“I am confident the people of Arizona again will judge me on not what I’ve done for them, but what they think I can do for them.”—John McCain
McCain on McCain
“I just wish Senator McCain had run as hard against Barack Obama as he is against a conservative like J.D. That could have prevented the harmful, liberal agenda we are all now suffering through.”—Joe Arpaio, Sheriff Maricopa County, Arizona, staunch enforcer of immigration laws
Over the last year, John McCain supported everything that the grass-roots Tea Party movement has stood against. McCain has never admitted he was wrong about his support of:
• The $700 billion all-purpose, earmark-stuffed TARP bailout;
• The $25 billion auto bailout;
• The $300 billion mortgage entitlement bailout; and
• The first $85 billion AIG bailout.
Blew it on TARP.
Blew it on the auto bailout.
Blew it on the mortgage entitlement bailout.
Blew it on the AIG bailout.
Blew it on amnesty.
Blew it on campaign finance.
Blew it on global warming.
In short: McCain blows.
The Case against McCain for Senate Re-Election
From The Arizona Conservative Blog
Big Government Bailouts
McCain also voted for the $850 billion bailout of the big banks, which included $150 billion in pork, proposed a $300 billion bailout for mortgage lenders and, according to the Heritage Foundation, sponsored an amnesty bill in 2007 that would have cost taxpayers $2.6 trillion over the long-term.
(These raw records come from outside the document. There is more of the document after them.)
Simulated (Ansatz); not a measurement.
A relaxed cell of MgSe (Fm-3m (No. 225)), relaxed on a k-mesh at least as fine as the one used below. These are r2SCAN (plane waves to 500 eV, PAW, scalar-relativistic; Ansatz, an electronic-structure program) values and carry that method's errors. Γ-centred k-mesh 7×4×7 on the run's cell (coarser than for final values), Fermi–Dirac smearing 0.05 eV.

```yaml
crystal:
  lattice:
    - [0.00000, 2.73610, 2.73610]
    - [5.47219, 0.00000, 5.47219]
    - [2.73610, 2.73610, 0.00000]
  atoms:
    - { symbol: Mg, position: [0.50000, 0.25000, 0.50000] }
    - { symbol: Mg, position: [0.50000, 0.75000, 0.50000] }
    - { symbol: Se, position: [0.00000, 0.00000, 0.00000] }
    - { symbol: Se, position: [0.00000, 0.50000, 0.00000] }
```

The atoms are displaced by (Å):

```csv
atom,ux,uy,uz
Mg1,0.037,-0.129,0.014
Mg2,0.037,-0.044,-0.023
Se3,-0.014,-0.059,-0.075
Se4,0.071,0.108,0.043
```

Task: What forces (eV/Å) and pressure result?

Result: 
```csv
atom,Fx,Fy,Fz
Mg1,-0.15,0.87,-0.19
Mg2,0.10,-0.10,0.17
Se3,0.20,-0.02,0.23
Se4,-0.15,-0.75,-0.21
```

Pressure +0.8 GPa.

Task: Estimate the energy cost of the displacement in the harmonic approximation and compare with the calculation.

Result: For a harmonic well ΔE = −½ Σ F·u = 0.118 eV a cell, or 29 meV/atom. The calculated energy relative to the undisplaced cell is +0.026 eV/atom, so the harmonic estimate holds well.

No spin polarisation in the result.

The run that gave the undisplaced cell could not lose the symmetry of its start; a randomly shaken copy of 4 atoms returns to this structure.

In the fall of 2008, McCain left the campaign trail in a near panic to return to Washington where he voted in favor of a bailout despite significant Republican opposition and concerns expressed at the time.
Below is a list of seven of the top 20 (including the top five) donors to John McCain from 2003-2008 as compiled by the Center for Responsive Politics. It reads like a who’s who of companies that received bailout cash. In fact, while these companies raised John McCain over $1.7 million, they were bailed out to the tune of some $135 billion.
|Merrill Lynch (taken over by Bank of America)
||(see Bank of America)
|| $230, 095
|JPMorgan Chase & Co
|| $228, 107
|Bank of America
|Bear Stearns (taken over by JPMorgan)
|| $117, 498
|| (see JPMorgan)
John McCain called the bailout bill an “obscenity,” but voted for it anyway. It included $150 billion in earmarks. And just last week in the Arizona Republic, the senior senator from Arizona claims he was duped, seeking to blame others for his bank bailout vote. He repeated the claim on yesterday’s Meet The Press. Ironically, he continues to tout his “experience” as to why Arizonans should return him to the Senate.
Read the story here:
“John McCain likes to talk tough about the bankers at the center of the economic meltdown, but he still kept their cash. But as we saw with Charlie Keating, when it comes to financial interests McCain appears to have a blind spot,” said Hayworth campaign manager David Payne,
“During the economic meltdown in the Fall of 08, Republicans all across America looked to McCain for leadership, but instead they saw a panicky career politician cave to the special interests and ensure Barack Obama’s election.”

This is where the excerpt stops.